Critics certainly don't enjoy terrible movies, but their relish in deconstructing them is usually palpable. No, perhaps the critics' biggest horror is the film that teeters on the edge of recommendation. And so it goes with Walter Salles' Dark Water, which I recommend with a rather large proviso.

For Dark Water, like The Ring, remakes a Hideo Nakata film based on a Kôji Suzuki novel. The Ring succeeded as a movie, and in most respects, Salles' Dark Water succeeds as a film, but the latter competes not only with its direct predecessor, but a whole quick-breeding subgenre of Asian horror films and their remakes: Ringu, The Ring, Ju-On: The Grudge, and The Grudge; the cannibalizing includes Nakata remaking his Ringu 2, on these shores, as The Ring 2; next, Nakata will direct the American version of The Pang Brothers' The Eye. A pattern has emerged, with the original playing art houses and the remake taking the multiplex; both versions eventually haunt the same video shelf.

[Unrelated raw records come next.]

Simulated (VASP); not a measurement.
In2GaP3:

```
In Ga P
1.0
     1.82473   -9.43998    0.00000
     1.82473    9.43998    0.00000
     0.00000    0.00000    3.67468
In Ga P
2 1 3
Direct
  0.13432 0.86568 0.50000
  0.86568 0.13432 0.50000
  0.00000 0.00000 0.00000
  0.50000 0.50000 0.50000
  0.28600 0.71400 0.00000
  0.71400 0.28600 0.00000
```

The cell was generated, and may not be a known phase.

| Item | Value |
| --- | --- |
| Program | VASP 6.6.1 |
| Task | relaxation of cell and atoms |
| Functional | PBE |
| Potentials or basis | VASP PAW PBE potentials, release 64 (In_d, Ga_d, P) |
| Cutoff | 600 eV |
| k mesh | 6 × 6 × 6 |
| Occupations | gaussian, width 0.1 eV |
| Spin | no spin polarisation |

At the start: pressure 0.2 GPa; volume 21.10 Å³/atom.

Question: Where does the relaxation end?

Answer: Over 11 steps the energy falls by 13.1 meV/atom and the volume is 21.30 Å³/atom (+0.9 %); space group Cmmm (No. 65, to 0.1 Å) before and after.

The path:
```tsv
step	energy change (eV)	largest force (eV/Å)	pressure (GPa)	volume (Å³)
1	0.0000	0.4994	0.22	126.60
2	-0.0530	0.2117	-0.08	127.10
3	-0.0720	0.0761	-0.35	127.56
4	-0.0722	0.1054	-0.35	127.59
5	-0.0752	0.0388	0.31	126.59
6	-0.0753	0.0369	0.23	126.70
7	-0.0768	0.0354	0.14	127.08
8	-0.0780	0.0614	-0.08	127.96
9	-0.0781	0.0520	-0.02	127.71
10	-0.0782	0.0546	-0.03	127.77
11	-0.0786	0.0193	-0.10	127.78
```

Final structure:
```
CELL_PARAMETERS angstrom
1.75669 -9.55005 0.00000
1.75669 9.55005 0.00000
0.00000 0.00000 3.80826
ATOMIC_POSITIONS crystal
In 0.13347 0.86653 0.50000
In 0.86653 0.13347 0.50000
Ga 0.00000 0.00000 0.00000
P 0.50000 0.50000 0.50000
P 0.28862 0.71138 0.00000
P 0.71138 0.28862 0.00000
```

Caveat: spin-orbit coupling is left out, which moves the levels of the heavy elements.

Where does this leave Salles? The uncharitable view is that the director (whose last film was the much-lauded The Motorcycle Diaries) is simply wasting his time here, and that may well be true. On the other hand, Salles keeps his head above Dark Water, arguably outclassing the other films with superior acting, mise en scene, story, script, and photography. Salles has at least as much discipline as his competition, but he's also blessed with a sense of humor and a sensitivity to actors.

Jennifer Connelly plays Dahlia, a bleary single mom entangled in am unpleasant divorce. To live near the best school—but with a hint of spite for her ex (Dougray Scott)—Dahlia moves her six-year-old daughter Ceci (Ariel Gade) across the East River to Roosevelt Island. "That's not the city," Ceci insists, recognizing that, from now on, she's an outsider. By comparison, their grimy, decrepit new apartment building makes Roman Polanski's urban apartments seem positively welcoming.

To a one, the new men in her life are prone to prevarication: John C. Reilly's comically corrupt landlord, Pete Postlethwaite's slippery super, and Tim Roth's lying lawyer, with each actor providing ticklish support. But Dahlia has bigger and more unnerving problems: painful memories from her childhood, an ominous leak from the apartment above, her daughter's increasingly erratic behavior, bad dreams, and escalating, undiagnosed supernatural phenomena. The scares, mostly involving coffee-colored water, never stray far from Ceci (the "child in jeopardy" can be a questionable device, but it's essential to Dark Water).

Though Dark Water doesn't run deep, Salles goes as far as he can with his themes. The haunting of the apartment resonates, coincidentally or not, with Dahlia's childhood traumas of abandonment, alcoholism, and insanity. Meanwhile, her ex-husband's hysterical outbursts ("You're insane!") seem more prophetic by the day, as the haunted apartment stokes Dahlia's paranoia. "It's important," her lawyer reminds her, "to seem like we're the sane ones."

Salles keeps the scares understated for as long as possible: where's the kid? What's up with the elevator? Where is all of this dripping, gurgling, and spurting coming from? It's standard poltergeist stuff, but executed with verve. Affonso Beato's deep-shadowed photography resists digital blemishing and unnecessary color filtering, Angelo Badalamenti delivers an unsettling score, and Salles (with screenwriter Raphael Yglesias) pulls off the aquatic journey from drizzling rain to big teardrops.